MOSCOW, September 23. /TASS/. The stance of eight countries prevents the Comprehensive Nuclear Test Ban Treaty from becoming a full-scale document, Russian President Vladimir Putin said in a statement on the Kremlin's website on the occasion of the 25th anniversary of the treaty's opening for signature.
"As of today the document has been signed by 185 countries and ratified by 170 of them, but regrettably it has not taken effect yet. The stance of eight countries from the group those whose ratification is a mandatory condition for the treaty to come into force prevents it from becoming a full-scale international legal instrument," the statement runs.
"Clearly, a situation like this by no means promotes the cause of nuclear non-proliferation and disarmament," the statement runs.
"We expect that the leadership of countries on which the CTBT's future depends will display the political will and it will be possible to bring about conditions for this most important multilateral agreement to take effect within several years to come. Undoubtedly this will meet the interests of the entire world community," Putin said.
He recalled that the treaty was opened for signature 25 years ago.

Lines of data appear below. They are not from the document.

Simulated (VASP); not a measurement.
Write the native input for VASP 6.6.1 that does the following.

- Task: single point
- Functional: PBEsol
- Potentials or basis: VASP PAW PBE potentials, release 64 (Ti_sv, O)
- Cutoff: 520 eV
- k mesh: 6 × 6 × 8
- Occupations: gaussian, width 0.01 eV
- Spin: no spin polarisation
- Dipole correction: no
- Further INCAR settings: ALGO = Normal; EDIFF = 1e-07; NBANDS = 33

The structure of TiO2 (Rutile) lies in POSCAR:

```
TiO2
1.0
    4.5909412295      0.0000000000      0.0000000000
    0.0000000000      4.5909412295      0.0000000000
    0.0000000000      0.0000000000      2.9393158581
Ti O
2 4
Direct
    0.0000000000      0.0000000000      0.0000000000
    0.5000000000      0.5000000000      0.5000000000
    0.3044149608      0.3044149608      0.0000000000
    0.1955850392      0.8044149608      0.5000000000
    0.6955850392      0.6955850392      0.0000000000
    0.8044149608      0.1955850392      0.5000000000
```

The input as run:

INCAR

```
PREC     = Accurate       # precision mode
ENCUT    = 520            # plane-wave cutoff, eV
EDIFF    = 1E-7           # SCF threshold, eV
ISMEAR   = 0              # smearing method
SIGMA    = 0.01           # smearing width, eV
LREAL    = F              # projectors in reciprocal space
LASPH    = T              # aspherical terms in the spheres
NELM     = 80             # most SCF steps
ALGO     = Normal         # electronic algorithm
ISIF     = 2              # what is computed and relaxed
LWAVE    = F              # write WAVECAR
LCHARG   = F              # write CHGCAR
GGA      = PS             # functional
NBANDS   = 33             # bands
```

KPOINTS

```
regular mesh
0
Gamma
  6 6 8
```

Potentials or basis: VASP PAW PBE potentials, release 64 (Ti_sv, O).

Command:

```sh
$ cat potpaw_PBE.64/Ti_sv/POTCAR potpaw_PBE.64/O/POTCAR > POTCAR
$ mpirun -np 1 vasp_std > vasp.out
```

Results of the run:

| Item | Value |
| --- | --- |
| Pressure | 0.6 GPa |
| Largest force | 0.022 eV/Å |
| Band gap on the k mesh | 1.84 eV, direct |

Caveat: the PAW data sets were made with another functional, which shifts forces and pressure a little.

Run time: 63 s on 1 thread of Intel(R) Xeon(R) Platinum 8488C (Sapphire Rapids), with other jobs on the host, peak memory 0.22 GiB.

"The development of this historical document, geared to cardinally enhancing nuclear non-proliferation, confirmed that even the most complex issues of global security can and must be resolved through talks," Putin said.
"Russia ratified the treaty in 2000. It has painstakingly complied with its provisions ever since and been taking an active part in the activities of the CBTBO Preparatory Commission," Putin said.
The Comprehensive Nuclear Tests Ban Treaty was approved by the UN General Assembly on September 24, 1996. It outlaws test explosions of nuclear warheads and also nuclear explosions for peaceful purposes. The ban applies to explosions in all media (atmospheric, underwater and underground and in outer space) and is absolute and comprehensive.
By now, the CTBT has been ratified by 170 countries but has not taken effect yet. It has not been ratified by the United States, China, Egypt, Israel and Iran and not signed by India, Pakistan and North Korea.